Turkey has tightened security measures ahead of the NATO summit in Ankara, which will take place on July 7–8. As preparations for the event continue, Turkish authorities detained more than three dozen environmental activists, most of them TEMA Foundation volunteers aged 60 to 70. They were stopped after a quiet picnic at a bird sanctuary near Ankara and taken for questioning as terrorism suspects.
Counterterrorism officers asked the detainees whether they had received weapons training. Some elderly activists needed help climbing the stairs to their interrogations.
Turkish authorities traditionally pay heightened attention to security, but preparations for this year’s NATO summit have proved especially extensive. Ankara is effectively being turned into a fortress ahead of the arrival of leaders from the alliance’s 32 countries, including U.S. President Donald Trump.

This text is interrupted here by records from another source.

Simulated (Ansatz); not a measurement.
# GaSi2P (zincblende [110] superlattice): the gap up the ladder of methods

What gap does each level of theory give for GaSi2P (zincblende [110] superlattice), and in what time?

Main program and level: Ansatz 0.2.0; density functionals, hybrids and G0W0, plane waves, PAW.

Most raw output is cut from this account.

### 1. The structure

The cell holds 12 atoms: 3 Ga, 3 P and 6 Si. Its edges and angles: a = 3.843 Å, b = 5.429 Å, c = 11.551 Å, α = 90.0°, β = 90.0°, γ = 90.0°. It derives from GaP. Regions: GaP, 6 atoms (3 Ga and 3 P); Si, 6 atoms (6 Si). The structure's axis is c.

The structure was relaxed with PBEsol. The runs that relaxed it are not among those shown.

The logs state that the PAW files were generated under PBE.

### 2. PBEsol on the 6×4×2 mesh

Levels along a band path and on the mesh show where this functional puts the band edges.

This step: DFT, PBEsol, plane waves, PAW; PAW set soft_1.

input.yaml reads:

Turkish security forces carry out counterterrorism raids across the country ahead of the July NATO summit.
About 70,000 people are expected to be deployed to protect the summit. That is larger than the armies of most NATO countries and almost three times the force used to secure the summit in The Hague in 2025.
Civil servants in Ankara will be given the entire week off to ease traffic and ensure the passage of motorcades from the recently upgraded high-security airport to Recep Tayyip Erdogan’s presidential complex.
The summit, which U.S. Secretary of State Marco Rubio has called one of the most important in NATO’s history, is meant to be the forum where alliance Secretary General Mark Rutte tries to persuade Trump to maintain his commitment to NATO in exchange for European countries’ promises to increase defense spending.
Ankara, in turn, wants to use the summit to demonstrate Turkey’s diplomatic influence, military capabilities and growing defense industry.
The Turkish army remains the second-largest in NATO after the U.S. military.
However, preparations for the summit have also deepened concerns about Turkey’s retreat from democratic norms. Journalists from outlets critical of Erdogan said they had been denied accreditation. In addition, all public gatherings and demonstrations, including the display of posters, have been banned for 12 days.
On Tuesday, authorities also carried out a series of “preventive” raids and detained more than 200 people, officials said, “to identify actions and activities of terrorist organizations.” The environmentalists detained separately are not included in that number.
“When an authoritarian government hosts a summit, you get arbitrary media accreditation and more than 200 people detained in some ‘preventive’ operation,” Nacho Sánchez Amor, the European Parliament’s rapporteur on Turkey, wrote on social media. “It is sad that none of this seems to be keeping Rutte awake at night.”
Media organizations criticized the refusal to accredit some local journalists, saying NATO had evaded responsibility. Turkish authorities did not comment on the issue.
“The denial of accreditation to a large number of media outlets is alarming from the point of view of press freedom,” the Turkish Journalists Association said.
“We reject this procedure and demand a transparent and positive process,” Reporters Without Borders said.
The Ankara governor’s office said at the beginning of the week that “the necessary security measures have been taken to ensure the safety of the summit, as well as the peace and security of citizens.”
NATO spokesperson Allison Hart said Thursday that the alliance “relies on the host country in assessing journalists from that country.” At the same time, she said, it is “very important” for NATO that media can attend major events in person.